The Woodpecker Menace. Stories from an Accidentally Unseparated Island
Ted Olinger
Plicata Press,
140 Pages,
Published: 2013
ISBN: 978-0-9848400-3-8
Collection of Personal Essays
Harrington Review
Ted Olinger intimately knows the power of language.
Beautifully written, combining the flowing prose of 19th century European classics, the rolling yet accurate descriptions of 20th century southern writers, and the intelligent humor of contemporary columnists, Olinger’s collection of stories The Woodpecker Menace will warm your heart before breaking it, will make you smile, laugh out loud, and then cry. You don’t want to miss this trip.
The volume, illustrated by Tweed Meyer, consists of ten personal essays depicting life on the Key Peninsula, in Puget Sound, Washington, where the residents are as quirky as the street names, and where the narrator lives with his young family among eccentric neighbors, peculiar contractors – whose antics border on the bizarre -, and true friends. The descriptions are rich with sensory details, the characters could not be more authentic, and the dialogues are genuine.

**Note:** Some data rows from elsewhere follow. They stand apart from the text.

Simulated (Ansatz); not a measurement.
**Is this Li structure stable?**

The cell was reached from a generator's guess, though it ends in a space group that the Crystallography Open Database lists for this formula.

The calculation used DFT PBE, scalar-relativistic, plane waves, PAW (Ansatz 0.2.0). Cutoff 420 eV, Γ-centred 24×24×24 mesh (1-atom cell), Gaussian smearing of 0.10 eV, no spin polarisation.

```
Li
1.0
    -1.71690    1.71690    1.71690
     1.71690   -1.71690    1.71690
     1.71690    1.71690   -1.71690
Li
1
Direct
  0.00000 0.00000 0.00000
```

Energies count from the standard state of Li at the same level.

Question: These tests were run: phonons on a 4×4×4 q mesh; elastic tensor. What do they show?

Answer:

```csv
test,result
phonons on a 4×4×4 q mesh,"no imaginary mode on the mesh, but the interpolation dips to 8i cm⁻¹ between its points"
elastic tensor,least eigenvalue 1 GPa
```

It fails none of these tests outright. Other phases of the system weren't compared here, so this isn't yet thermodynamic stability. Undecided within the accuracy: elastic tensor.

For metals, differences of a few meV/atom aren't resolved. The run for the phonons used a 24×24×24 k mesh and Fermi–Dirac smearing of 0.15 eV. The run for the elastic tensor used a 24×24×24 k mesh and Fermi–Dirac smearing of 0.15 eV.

Once you pick up Olinger’s book, your choices are limited. Either you dismiss it as too provincial or too personal, or you drink his words up as if they were a glass of rich, aged wine, and pack your stuff to move to Puget Sound. The first person narration and some of the topics might not provide connections for all readers, but the elegance of the language balances the final reading experience out. Every sentence has an image that captures your attention or imagination. The imagery lulls you, lights up the sky, or punches you in the gut. No matter what mood you are in, your senses are alive after reading only one paragraph. Even the most ordinary topic transforms into a universal scheme because of the author’s exceptional mastery of the written word. Olinger uses language like other people use music: to lift you, make you fly, then bring you down, sometimes in a crash. After reading a couple of the stories, you want to know more about the Key Peninsula, have a neighbor who, on his way to your house, drinks half the wine he is supposed to give you as a present, have a poet or good witch to help you with your garden, and make friends with the fixtures of the local bar.
For those who find it difficult to categorize either the genre or message of the collection, here’s a word of advice: when you sit, dumbfounded, after reading a chapter, page, or line, you know you have an exceptional book in your hands, whether you connect to the topic or not. That was my experience with Olinger’s book. I had the urge to turn the page and read on, yet I felt the need to linger and process the page I had just read. Only outstanding literature provides this ambivalent conflict in the reader.
I wish I could see the world through Olinger’s tinted glasses; they are not at all pink, but they make life seem much rosier and so much more exciting.